RE: I18N issues for Widgets Spec [Was: Re: [Widgets] ASCII File names - request for comments]

Marcos,

I don't see a conflict with my proposal. The benefit is it eliminates perpetuating the encoding ambiguity and interoperability problems that plague many of our specs and apps.

Restricting filenames to utf-8 would mean if you don't have the latest zipping tools, you need to stick with ascii names, which is not such a big burden (and kinder than adding in cp437 support!).

Regarding the design principle, it seems to give too much weight to operating system vendors and therefore somewhat inappropriate for the W3C. Search for downloadable freeware compression utilities, and there are many that support zip format.
Perhaps the principle should reflect more what is commonly available for no cost, rather than begin tied to OS support.

I seearched for "zip files download unicode filenames" and see many that support unicode filenames.
(I didn't check to see how many were free or how broad the OS coverage was.)

tex

-----Original Message-----
From: Marcos Caceres [mailto:marcosscaceres@gmail.com] 

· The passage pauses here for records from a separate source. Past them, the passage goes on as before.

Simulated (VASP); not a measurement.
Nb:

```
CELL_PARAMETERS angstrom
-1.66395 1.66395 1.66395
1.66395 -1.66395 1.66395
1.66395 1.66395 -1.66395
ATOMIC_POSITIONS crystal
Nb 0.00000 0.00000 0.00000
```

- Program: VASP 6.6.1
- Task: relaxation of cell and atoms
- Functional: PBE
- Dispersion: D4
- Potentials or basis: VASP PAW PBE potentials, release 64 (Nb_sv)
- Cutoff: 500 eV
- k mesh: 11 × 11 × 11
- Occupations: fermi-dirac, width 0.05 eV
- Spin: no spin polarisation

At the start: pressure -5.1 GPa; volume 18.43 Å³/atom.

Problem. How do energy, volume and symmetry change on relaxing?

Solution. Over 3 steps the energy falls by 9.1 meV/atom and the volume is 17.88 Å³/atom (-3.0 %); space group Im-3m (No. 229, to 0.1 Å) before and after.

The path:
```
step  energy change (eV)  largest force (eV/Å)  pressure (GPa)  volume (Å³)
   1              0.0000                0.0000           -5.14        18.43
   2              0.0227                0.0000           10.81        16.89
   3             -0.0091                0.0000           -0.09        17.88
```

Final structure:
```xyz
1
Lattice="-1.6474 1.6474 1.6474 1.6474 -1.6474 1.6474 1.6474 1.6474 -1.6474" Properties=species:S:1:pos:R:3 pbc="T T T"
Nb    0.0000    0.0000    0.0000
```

> If we were talking about ancient zip files, then we might have to tolerate such names. But as we are discussing new specs, instead of supporting all possible zip files, why not specify the use of zip files, with the constraint that filenames be stored as utf-8, and make the non-utf-8 names unacceptable. Perhaps with modern tools, this isn't a problem.

One of our design principles [1] for the Widget spec is that authors should be able to create widgets just using the zipping tools that have been pre-packaged with an OS. Because the introduction of allowing UTF-8 names in Zip is a very recent addition to that spec, we might not see implementations for a long time.